Don’t you just love it when you close a book after reading the final chapter and you just want to sit and smile? Everything turned out just perfectly, almost exactly as you would have wanted it. That basically sums up my experience with every Anthony Trollope book I’ve read.
I just finished my fifth Trollope novel and I’m so thrilled that he wrote as many as he did. If I space out my readings I should have a number of years of smiling as the last chapter is finished.
Framley Parsonage is the tenth book I completed in the Back to the Classics Reading Challenge 2016. This book fits into the category of a Classic with a Place in the Title.
Framley Parsonage is the fourth of six novels in The Barsetshire Chronicles set in the fictitious county of Barsetshire, England. The novels revolve around the cathedral town of Barchester and the surrounding districts and as you might expect the clergy figure largely in the stories.
Mark Robarts is the young married Vicar of Framley, only 25 years old when the story begins, who resides with his young wife and two small children at Framley Parsonage. He is intent on rising in the world and the only way he knows how to accomplish this is to mix socially with prominent politicians and dukes and peers. The problem is that some of these men are not necessarily very scrupulous which leads to major consequences for him.
He had obtained a living at an age when other young clergymen are beginning to think of a curacy, and he had obtained such a living as middle-aged parsons in their dreams regard as a possible Paradise for their old years. Of course he thought that all these good things had been the results of his own peculiar merits. Of course he felt that he was different from other parsons — more fitted by nature for intimacy with great persons, more urbane, more polished, and more richly endowed with modern clerical well-to-do aptitudes. He was grateful to Lady Lufton for what she had done for him; but perhaps not as grateful as he should have been.

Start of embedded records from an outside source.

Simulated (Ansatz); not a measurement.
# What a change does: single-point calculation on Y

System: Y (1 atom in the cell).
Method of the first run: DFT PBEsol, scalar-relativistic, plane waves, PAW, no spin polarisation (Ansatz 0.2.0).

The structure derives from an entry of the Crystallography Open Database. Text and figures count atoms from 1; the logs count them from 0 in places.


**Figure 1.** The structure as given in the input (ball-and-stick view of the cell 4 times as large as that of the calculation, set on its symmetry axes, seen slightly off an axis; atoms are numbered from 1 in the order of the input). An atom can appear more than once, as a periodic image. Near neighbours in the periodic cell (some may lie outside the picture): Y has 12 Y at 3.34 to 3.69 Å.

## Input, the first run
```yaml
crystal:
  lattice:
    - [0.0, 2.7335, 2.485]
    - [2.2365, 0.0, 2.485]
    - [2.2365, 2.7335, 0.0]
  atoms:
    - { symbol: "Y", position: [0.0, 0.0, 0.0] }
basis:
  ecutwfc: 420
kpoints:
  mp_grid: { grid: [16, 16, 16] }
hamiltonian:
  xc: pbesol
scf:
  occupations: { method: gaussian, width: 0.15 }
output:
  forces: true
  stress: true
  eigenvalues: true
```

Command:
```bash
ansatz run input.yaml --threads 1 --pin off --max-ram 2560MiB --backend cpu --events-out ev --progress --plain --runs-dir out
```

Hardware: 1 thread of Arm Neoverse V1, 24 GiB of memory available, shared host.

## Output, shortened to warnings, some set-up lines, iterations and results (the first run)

Lady Lufton of Framley Court was not only instrumental in securing the position of vicar for him but she also is responsible for introducing him to his wife. Needless to say, she is a person of influence in his life. And while she supports him in many ways she is totally opposed to some of the people he associates with and doesn’t hesitate to make her opinions known. In short, Lady Lufton is a force to be reckoned with.
There are several love stories scattered throughout the novel; some more prominent than others. The love story with the most detail is between Lucy Robarts, younger sister of Mark, and Lord Ludovic Lufton, the only son of Lady Lufton. Lucy moves to Framley Parsonage, after the death of her father, and before long Lord Lufton is in love with her. But when he announces to his mother that Lucy is the woman for him she is not happy with his choice. To her, Lucy is “insignificant” and certainly not good enough to become Lady Lufton. That’s all I will say on that little side story.
A number of characters from previous novels make their way onto the pages of this book and what a delight it is to meet them again. Dr. Thorne, Miss Dunstable, Eleanor Arabins and her father Mr. Harding, Archdeacon Grantly and his wife, Frank and Mary Gresham (Dr. Thorne’s niece) and of course Bishop and Mrs. Proudie. It was so fun meeting them again and seeing them all together! Running into Mr. Harding again in the pages of Framley Parsonage made me want to go back and reread The Warden, the book where I first met him. He is, so far, my favorite Trollope character, although there are half a dozen or so that assume second place!
Anthony Trollope is as sarcastic as ever, making fun of those who deserve it, but always showing that even the villain has something good about him (or her). As usual for Trollope he lets us in on little secrets along the way, as well as offering the reader his opinion about so and so’s actions or some event. Absolutely delightful!
For the most part I was confident how everything would work out, who would land where and why, and who would end up with who. Anthony Trollop gives many hints along the way as to what is coming. But that in no way made the novel less of a page turner.
For anyone who has read any of my previous Trollope reviews, (The Warden, Barchester Towers, Doctor Thorne, The Way We Live Now) you know how much I love this author. If you’ve not read any of his novels you are missing out on great fun. These are books guaranteed to bring a smile and even a laugh, and I’m pretty sure you’ll be looking for someone to read a passage to.